Looking into 2009, Brian Gordon, a principal with Applied Analysis, a local research and business advisory firm says he sees continued deterioration in occupancy because office market indicators tend to lag real-time fundamentals due to lease periods that can extend beyond troughs in the economy.

“As a significant amount of space competes for a relatively few number of tenants, we expect effective pricing to erode, higher concessions to become prevalent and lender foreclosure activity to increase,” he says. “Consequently, forward-looking supply is expected to dwindle as projects under construction face leasing challenges and financing for planned projects becomes a near impossibility. Well-capitalized developers and investors will weather the storm, while those with leveraged balance sheets will be forced to renegotiate debt or walk from projects altogether. From a user perspective, attractive opportunities will emerge in 2009.”

Brad Peterson, an office leasing specialist with CBRE in Las Vegas who has been busy negotiating some office lease as of late, also expects to see more downsizing by office tenants as their leases roll. He also expects to see tenants try to take advantage of the market by approaching building owners mid-term looking to trade longer terms for lower rates.

“There’s activity out there,” he tells GlobeSt.com. “Net absorption will be pretty small throughout the first couple of quarters but we will see an increase of activity in the third and fourth quarters and will finish better than [2008].”

New space delivered in 2008 was 36% of its 2007 level, according to CBRE, and total gross space leased in 2008 is half of what it was last year. Given the softness in the market several projects under construction have stalled and developers have pulled many large projects from the pipeline, shrinking total planned space to less than a third of its level of one year ago, according to CBRE. Sales also have been few and far between due to a large bid-ask gap—the delta between what sellers think their properties are worth and what buyers are willing to pay for them.

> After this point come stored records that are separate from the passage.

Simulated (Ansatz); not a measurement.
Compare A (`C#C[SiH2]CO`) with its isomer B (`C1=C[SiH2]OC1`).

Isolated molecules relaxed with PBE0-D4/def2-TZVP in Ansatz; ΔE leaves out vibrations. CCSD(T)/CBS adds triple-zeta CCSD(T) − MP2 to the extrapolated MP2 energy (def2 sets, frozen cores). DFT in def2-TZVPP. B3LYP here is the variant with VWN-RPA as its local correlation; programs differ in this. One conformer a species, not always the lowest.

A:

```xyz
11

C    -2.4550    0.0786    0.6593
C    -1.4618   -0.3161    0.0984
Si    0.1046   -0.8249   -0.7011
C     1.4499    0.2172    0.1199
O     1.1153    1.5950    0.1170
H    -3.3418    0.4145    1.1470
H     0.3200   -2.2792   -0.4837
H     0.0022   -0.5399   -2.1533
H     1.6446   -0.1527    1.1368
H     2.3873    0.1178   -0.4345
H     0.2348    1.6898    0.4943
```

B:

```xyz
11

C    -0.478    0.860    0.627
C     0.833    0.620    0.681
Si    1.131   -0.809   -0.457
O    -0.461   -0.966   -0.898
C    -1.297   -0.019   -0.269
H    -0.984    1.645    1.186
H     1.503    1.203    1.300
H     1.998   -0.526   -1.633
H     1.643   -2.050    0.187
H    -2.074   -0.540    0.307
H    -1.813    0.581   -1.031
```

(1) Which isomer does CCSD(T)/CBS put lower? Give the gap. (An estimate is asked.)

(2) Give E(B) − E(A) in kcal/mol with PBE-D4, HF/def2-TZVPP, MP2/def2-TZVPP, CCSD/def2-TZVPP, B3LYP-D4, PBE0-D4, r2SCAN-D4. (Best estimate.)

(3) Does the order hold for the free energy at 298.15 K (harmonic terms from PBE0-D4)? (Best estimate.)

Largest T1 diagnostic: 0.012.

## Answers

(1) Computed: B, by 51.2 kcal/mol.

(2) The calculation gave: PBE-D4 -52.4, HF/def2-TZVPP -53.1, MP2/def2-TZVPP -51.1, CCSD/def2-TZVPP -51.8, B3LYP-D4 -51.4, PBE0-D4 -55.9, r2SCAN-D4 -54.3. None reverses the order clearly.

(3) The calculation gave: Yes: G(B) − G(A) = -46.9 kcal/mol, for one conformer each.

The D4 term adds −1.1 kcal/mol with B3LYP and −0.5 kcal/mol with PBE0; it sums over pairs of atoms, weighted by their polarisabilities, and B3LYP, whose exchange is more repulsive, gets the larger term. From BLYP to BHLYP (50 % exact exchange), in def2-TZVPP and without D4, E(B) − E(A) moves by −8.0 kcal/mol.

Average asking lease rates are at least $2.40 per square foot on a full-service gross basis except in the Central East, Central West, and North Las Vegas, where rates are in the range of $2.10 FSG. But asking rates don’t mean a whole lot these days as owners’ ramp up concessions to keep their existing tenants and attract new ones.

Peterson says there is “quite a bit of sublease space” on the market at rates well below market. Consequently, he expects that space to lease up sooner than shell space. That having been said, he adds that building owners’ tenant improvement costs—due to lower demand for workers and materials–have fallen substanitally, which should allow them to negotiate better deals and possibly speculatively refinishing some space with hope that it will result in a strategic advantage over shell space.

“Tenants have in the past had been willing to pay some money for extra tenant improvements, but no longer,” Peterson says. “They are now demanding turn-key spaces and fortunately landlords are getting close to being able to provide it because instead of it costing $70 per square foot for TIs it’s now more like $50 per square foot.”

Planned office space as of the end of the fourth quarter was just 800,000 square feet, down from 6 million square feet one year ago. “This is a reflection of the rapid deterioration of the economy this fall, as developers who were (perhaps warily) still planning projects a few months ago have now lost access to capital and/or are now unwilling to commit to projects in this economic climate,” states CBRE in its report.

Space under construction also dropped this quarter, with just over two million square feet construction. More than half of the activity is in the Southwest submarket. Only 170,626 square feet of new space was completed in the final three months of the year, a fraction of the 750,000 square feet delivered in the fourth quarter of 2007.

In the past week, CBRE has closed several office lease deals totaling close to 70,000 square feet, most of them either renewals or relocations within the market.

CBRE broker Randy Broadhead represented PRA Holding I, LLC in the $5.5-million, 87-month lease of 30,498 square feet at 5070 Badura Ave. in the Beltway Business Park in Las Vegas. Broadhead also represented 7-Eleven Inc. in the $2.2-million, 66-month lease of 19,868 square feet at 2470 Paseo Verde Pkwy., which sits within Green Valley Corporate Center South in Henderson.

Peterson represented Morgan Stanley & Co. in the $1.3-million, 63-month lease of 8,388 square feet at 1645 Village Center Circle, which is part of the Plazas at Summerlin. Peterson also represented Lincoln Technical Institute in the $482,197, 41-month lease of 6,582 square feet at 150 N. Stephanie St., which is in the Stephanie Beltway development in Henderson.